The pseudofinite monadic second order theory of words

TL;DR

This paper studies the pseudofinite monadic second order theory of words, providing an axiomatisation and exploring its interaction with concatenation, with implications for recognisable languages and profinite monoids.

Contribution

It offers a new axiomatisation of the pseudofinite monadic second order theory of words within a first-order framework and links it to recognisable languages via Stone duality.

Findings

Equivalence of words under MSO formulas of bounded quantifier depth is a congruence for concatenation.

Provided an alternative proof connecting recognisable languages and profinite monoids.

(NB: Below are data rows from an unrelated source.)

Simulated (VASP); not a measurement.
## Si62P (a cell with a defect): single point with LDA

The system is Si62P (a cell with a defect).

Analyzed the interaction between concatenation and monadic second order logic.

Abstract

We analyse the pseudofinite monadic second order theory of words over a fixed finite alphabet. In particular we present an axiomatisation of this theory, working in a one-sorted first order framework. The analysis hinges on the fact that concatenation of words interacts nicely with monadic second order logic. More precisely, give a signature under which for each natural number k, equivalence of (monadic second order versions of) words with respect to formulas of quantifier depth at most k is a congruence for concatenation. We use our analysis to present an alternative proof of a theorem connecting recognisable languages and finitely generated free profinite monoids via extended Stone duality, due to Gehrke, Grigorieff, and Pin.